Joan Taillon, Birchbark Writer, Ottawa

Volume

2

Issue

12

Year

2003

Page 1

Aboriginal people must have the ultimate say on how and when research is conducted in their communities and they must be full participants in any process that affects their culture, participants at a recent University of Ottawa meeting decided.

The Nov. 5 and 6 colloquium of Aboriginal and non-Aboriginal researchers and social and health policy planning experts met to set common rules on how Aboriginal research in Canada is conducted. Over the past decade, Aboriginal communities have increasingly expressed concerns about research priorities, their own level of participation, and ownership of the resultant data.

Organizers were the Ottawa ACADRE Centre and the Alberta ACADRE Network, which are affiliated with an Aboriginal health research coalition funded by the Canadian Institutes of Health Research (CIHR). ACADRE is an acronym for Aboriginal Capacity and Developmental Research Environments.

The non-governmental agency CIETcanada, which partnered with the Institute of Population Health at the University of Ottawa to co-ordinate Ottawa's ACADRE Centre, also was involved. CIETcanada is "an international group of epidemiologists and social scientists who bring scientific research methods to local governments and community levels," a spokesman for that organization and the Ottawa ACADRE centre said.

Elders and youth were present throughout.

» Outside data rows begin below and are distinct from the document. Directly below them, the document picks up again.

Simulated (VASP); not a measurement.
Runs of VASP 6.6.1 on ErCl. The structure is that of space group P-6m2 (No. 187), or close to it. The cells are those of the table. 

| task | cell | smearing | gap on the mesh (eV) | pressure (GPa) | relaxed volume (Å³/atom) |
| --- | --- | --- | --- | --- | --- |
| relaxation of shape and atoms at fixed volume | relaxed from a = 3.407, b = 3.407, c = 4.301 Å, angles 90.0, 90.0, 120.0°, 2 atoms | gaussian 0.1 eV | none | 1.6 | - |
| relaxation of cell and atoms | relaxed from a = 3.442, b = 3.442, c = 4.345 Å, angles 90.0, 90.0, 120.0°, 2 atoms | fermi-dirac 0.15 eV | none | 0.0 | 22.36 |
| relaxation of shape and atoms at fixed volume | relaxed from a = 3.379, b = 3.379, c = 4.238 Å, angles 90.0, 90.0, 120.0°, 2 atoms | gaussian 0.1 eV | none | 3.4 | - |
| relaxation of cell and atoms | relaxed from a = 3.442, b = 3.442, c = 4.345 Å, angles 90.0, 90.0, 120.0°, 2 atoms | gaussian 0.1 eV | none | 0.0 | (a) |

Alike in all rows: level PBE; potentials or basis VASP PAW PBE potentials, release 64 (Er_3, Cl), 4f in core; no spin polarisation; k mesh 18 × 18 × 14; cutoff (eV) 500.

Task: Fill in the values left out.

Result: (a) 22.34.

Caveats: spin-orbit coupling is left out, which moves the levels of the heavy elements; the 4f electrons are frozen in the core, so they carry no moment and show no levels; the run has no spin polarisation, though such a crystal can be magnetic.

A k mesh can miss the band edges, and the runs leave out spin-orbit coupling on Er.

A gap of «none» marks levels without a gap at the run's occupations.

Dr. Malcolm King, director of the Alberta Centre for Aboriginal Health Research, a physician and laboratory researcher, summed up the purpose of the gathering: "We are not trying to stop Aboriginal research, but to make it compatible with the needs and interests of the Aboriginal communities."

The first day, a round table discussion on health research ethics involved band chiefs and Elders, the five national Aboriginal organizations (Metis National Council; Inuit Tapiriit Kanatami [formerly Inuit Tapirisat of Canada]; Congress of Aboriginal Peoples; Native Women's Association of Canada; Assembly of First Nations) and members of both ACADRE networks.

The second day, working groups of ethicists, researchers and government representatives that included Aboriginal people met to discuss how they would disseminate their findings and conclusions to their various constituents and interested parties. They also considered how their decisions synchronize with existing research policy at home and abroad, and they discussed raising awareness about the principles of culturally appropriate research.

A governmental organization known as the Interagency Panel on Research Ethics made the point that key documents on human research, including the Tri Council Policy Statement, need to be broadened to include the ethical concerns of Aboriginal people.

Ten broad draft principles resulted from the two-day meeting:

* Research should be based on informed partnership with communities

* Partnerships should respect and protect Indigenous knowledge, methods and protocols

* Ethical reviews should enable rather than suppress research and evaluation

* Ownership, control, access and possession of research and its products rest with the community

* Collective issues should be considered in addition to individual ones (e.g., benefit, risks, consent)

* Ethical research seeks a balance between individual and collective consent, benefits and risks, confidentiality and transparency

* Research processes should acknowledge the dynamics and effects of power differentials within communities on the research process

* Research processes should acknowledge diversity within and between communities

* Informed community participation requires increasing ethical knowledge through capacity development at several levels

* Research processes should acknowledge, value and provide for community-led research and its own ethical review process.

Researcher Carrielynn Lamouche is the director of the Aboriginal Healing Foundation of Alberta, she is on the CIHR's standing ethics committee, and she is the co-chair of the Alberta ACARE's ethics committee. She co-chaired the Ottawa gathering.

"I was thrilled," with the way things turned out. They surpassed my expectations. The quality of the individuals that gathered around the table was absolutely rich with generations of traditional teachings," she said.

Lamouche said the purpose of the gathering was "to get the two ACADREs together to identify common issues that we could talk about and to come to some consensus over the hierarchy or the priority of those. And the most important element of it would then be to look at next steps" short-, mid- and long-term.

"We had our Elder Ed Borchert-he is he Elder for the Alberta ACADRE ethics committee ... in addition to the opening and closing ceremonies, he was able to articulate and to begin the transition of teachings-I think the biggest dilemma that we all face is how do our traditional teachings as Aboriginal people translate into something that researchers and non-Aboriginal people, or people that do not follow traditional ways-how can we translate that into something that's workable? And he began to share and he gave some very exciting teachings on some of that," Lamouche said.